How A Volcano May Have Led To The Rise Of The Roman Empire
I have long been sated with power and glory; but, should anything happen to me, Rome will enjoy no peace.," as UNRV.com translates Suetonius's quotation of Julius Caesar. "A new Civil War will break out under far worse conditions than the last." Then, on March 15 44 BCE, Julius Caesar fell assassinated before the daggers of the Roman Senate.
With his death, the Senate thought that the unrest that had defined the last half century and last fifty years in particular would end. The last of the Triumvirate had fallen, so they could start again.

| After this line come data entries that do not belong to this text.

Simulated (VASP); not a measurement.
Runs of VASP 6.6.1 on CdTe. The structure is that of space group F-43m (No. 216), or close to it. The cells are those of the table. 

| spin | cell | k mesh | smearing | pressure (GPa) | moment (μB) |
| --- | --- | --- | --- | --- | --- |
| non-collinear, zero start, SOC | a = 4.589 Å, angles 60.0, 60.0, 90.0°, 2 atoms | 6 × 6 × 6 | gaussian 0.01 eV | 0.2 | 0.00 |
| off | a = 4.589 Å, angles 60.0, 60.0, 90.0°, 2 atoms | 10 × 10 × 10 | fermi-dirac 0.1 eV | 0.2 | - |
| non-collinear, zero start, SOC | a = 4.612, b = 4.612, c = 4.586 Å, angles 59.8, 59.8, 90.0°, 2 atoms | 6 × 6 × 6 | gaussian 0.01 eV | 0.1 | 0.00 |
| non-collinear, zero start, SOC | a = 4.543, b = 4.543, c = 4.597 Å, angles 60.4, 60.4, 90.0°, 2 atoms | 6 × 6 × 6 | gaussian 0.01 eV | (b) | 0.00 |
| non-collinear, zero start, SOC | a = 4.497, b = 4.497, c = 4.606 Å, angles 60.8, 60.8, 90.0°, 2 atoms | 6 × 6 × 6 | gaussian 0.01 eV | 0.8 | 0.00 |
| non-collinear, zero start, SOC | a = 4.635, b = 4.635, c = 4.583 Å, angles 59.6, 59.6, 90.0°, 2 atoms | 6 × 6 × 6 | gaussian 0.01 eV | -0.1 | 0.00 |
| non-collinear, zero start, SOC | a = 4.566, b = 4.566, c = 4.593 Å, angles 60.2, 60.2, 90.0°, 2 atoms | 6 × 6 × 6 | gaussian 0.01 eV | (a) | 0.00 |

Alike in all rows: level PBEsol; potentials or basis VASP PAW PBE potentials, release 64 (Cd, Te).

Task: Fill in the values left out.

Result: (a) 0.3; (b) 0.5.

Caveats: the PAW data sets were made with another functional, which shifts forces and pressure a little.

However, they were wrong. Virgil, a contemporary epic poet, would later write how "[The sun] and no other was moved to pity Rome on the day that Caesar died, when he veiled his radiance in gloom and darkness, and a godless age feared everlasting night." Nor was this mere poetical embellishment. The biographer Plutarch wrote that "the sun's rays were veiled. Throughout the year, it's orb rose pale and without radiance, while the heat from it was slight and ineffectual... and fruit remained [on the trees] imperfect and half-ripe, and withered away and shriveled up due to the coldness of the atmosphere."
The consequences of such phenomena extended beyond the pathetic fallacy however. Due to the lack of sunlight and unseasonal temperatures, the army of the conspirators faltered in the Greek countryside, allowing Mark Antony to defeat them and Augustus to direct the Republic to the Empire.
The disrupting eruption
Now, we don't believe that the ball of gas burning billions of miles away had any feelings for Julius Caesar one way or the other. However, a recent paper published in the Proceedings of the National Academy of Sciences suggests a coincidental explosion at Mount Okmok, a volcano in Alaska, caused the extreme climate that decided the very end of the Republic and birth of the Empire. Evidence from ice cores and tree rings indicate that 43 BCE, the year Okmok erupted, was the second coldest in the last 2,500 years with an average 13-degree Fahrenheit drop across southern Europe and northern Africa, the extent of the Roman Republic at the time.
But, as Smithsonian Magazine details, there is still some disagreement about the idea, with critiques ranging using this one event to exaggerate all cooling effects to conflating natural issues with political. Guy Middleton, an archaeologist at Charles University, dislikes the emphasis placed on the eruption itself: "The problems with the republic were political, deep in origin, fought out between members of the elite, not a popular revolution or a subsistence crisis." The extensions between elites throbbed long before and for a good decade afterwards.
Even one of the study's co-writers, John Manning at Yale University, agrees: "It's not 'a volcano erupts and a society goes to hell." But, examining history through this lens could help us understand better both then and our climate changing present.